From Fully Connected Layers to Convolutions

6.1.2 formulas make use of the u[i,j] term but there is no explanation of what is u.

Equation 6.1.1 is missing the x term that multiplies V. When might it not make sense to allow for pigs to fly?
What does “when” mean?

No missing.

6.1.1 formulas make use of the u[i,j] term but there is no explanation of what is u .
Wait for explanation.

6.1.2 formulas make use of the u[i,j] term but there is no explanation of what is u .

Hi @lregistros and @StevenJokes, u is the bias term here. Sorry for confusion, we will rewrite this section later.

Sorry to the confusion. It was the browser in my tablet trimming the formula.

Because these networks are invariant to the order of the features, we could get similar results regardless of whether we preserve an order corresponding to the spatial structure of the pixels or if we permute the columns of our design matrix before fitting the MLP’s parameters.

7. Convolutional Neural Networks — Dive into Deep Learning 1.0.3 documentation §1

This would require to permute the columns for all examples consistently or could we basically shuffle all examples in a different way for the same training run?

Couldn’t understand your meaning. Do you mean whether we keep order of examples or not?
If you ask this, the answer is not.

No, that wasn’t the question.

Hi @manuel-arno-korfmann, great question! We need to permute the columns for all examples consistently. Since features’ sequence is important for NN, once the weights are trained. Each feature should come from specific location. Even though for the feature themselves, their order is not important.

I can’t see why equation 6.1.1 where sum over (k,l) of [W]i,j,k,l [X]k,l is the same as sum over (a,b) of [W]i,j,a,b [X]i+a,j+b ?
I believe that the first part is clear about how “every” pixel of X is going to contribute to “every” pixel of H. Isn’t the second part limits the contribution of X to H on just “some part” of X based on the position of (i,j) which I believe what a convolution is?
I just don’t see why it’s mathematically correct?!

Hi @osamaGkhafagy, it is not too complicated, just replace the following in 6.1.1:

  1. set 𝑘=𝑖+𝑎, 𝑙=𝑗+𝑏;
  2. set [𝖵]𝑖,𝑗,𝑎,𝑏=[𝖶]𝑖,𝑗,𝑖+𝑎,𝑗+𝑏.

Well, then we will have to change the limit we sum over from (k,l) to (i+a, j+b)!

1 Like

We now conceive of not only the inputs but also the hidden representations as possessing spatial structure.
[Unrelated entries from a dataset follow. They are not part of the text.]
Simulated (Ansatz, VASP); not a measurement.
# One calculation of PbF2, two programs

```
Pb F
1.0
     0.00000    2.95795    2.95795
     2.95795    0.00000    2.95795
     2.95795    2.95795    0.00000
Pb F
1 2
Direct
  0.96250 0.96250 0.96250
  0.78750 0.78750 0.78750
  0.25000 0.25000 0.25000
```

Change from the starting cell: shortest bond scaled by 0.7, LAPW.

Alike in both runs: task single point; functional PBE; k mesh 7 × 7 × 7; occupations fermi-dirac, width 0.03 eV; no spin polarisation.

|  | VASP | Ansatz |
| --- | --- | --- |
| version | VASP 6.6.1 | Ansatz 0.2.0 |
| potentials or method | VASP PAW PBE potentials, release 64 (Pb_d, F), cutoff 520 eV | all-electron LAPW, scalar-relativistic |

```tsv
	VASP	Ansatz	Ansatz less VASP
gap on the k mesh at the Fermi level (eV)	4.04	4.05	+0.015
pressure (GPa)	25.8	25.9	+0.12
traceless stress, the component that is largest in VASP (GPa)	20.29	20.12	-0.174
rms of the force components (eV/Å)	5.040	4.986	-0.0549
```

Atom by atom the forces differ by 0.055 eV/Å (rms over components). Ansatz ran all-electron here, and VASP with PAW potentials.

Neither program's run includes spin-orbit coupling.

So does this mean that each perceptron in our hidden layer is two-dimensional much like our input image?

Also, why does our weight matrix W have to be a 4th order tensor? If our input X is a two dimensional matrix and we are multiplying W with it, shouldn’t W be a two dimensional matrix as well?

Hi @Kushagra_Chaturvedy, great question! Here we assume we have (𝑘,𝑙) neurons, and each neuron has “i x j” weights. These weights can be in 1d or 2d dimension. If we reshape them to 2d, that will be the convolution kernel. Let me know if it makes sense to you!


In equation 6.1.1, weight has been indexed with i, j, k, l and X has been indexed with just k and l. However, X is the input and based on which H[i][j] is produced, thus, shouldn’t the X be indexed with i and j. And, further computation is centered on ith and jth of X. Thus, I suppose the indexing of W and X should be other way around.


What does it mean to have (k, l) neurons? and each neurons has “i*j” weight? and why setting k = i+a and l=j+b but we don’t change the limit of the sum? that is we should have W(i, j, i + a, j + b)*X(i + a, j + b), sum over k = i +a and l = j + b

Hi @goldpiggy, can you please clarify your comment? What does it mean to have (k,l) neurons? And it seems to me that what @jugalraj is asking also makes sense. Could please take another look at 6.1.1? There is either a typo there or probably the explanation should be a bit more detailed. Thanks!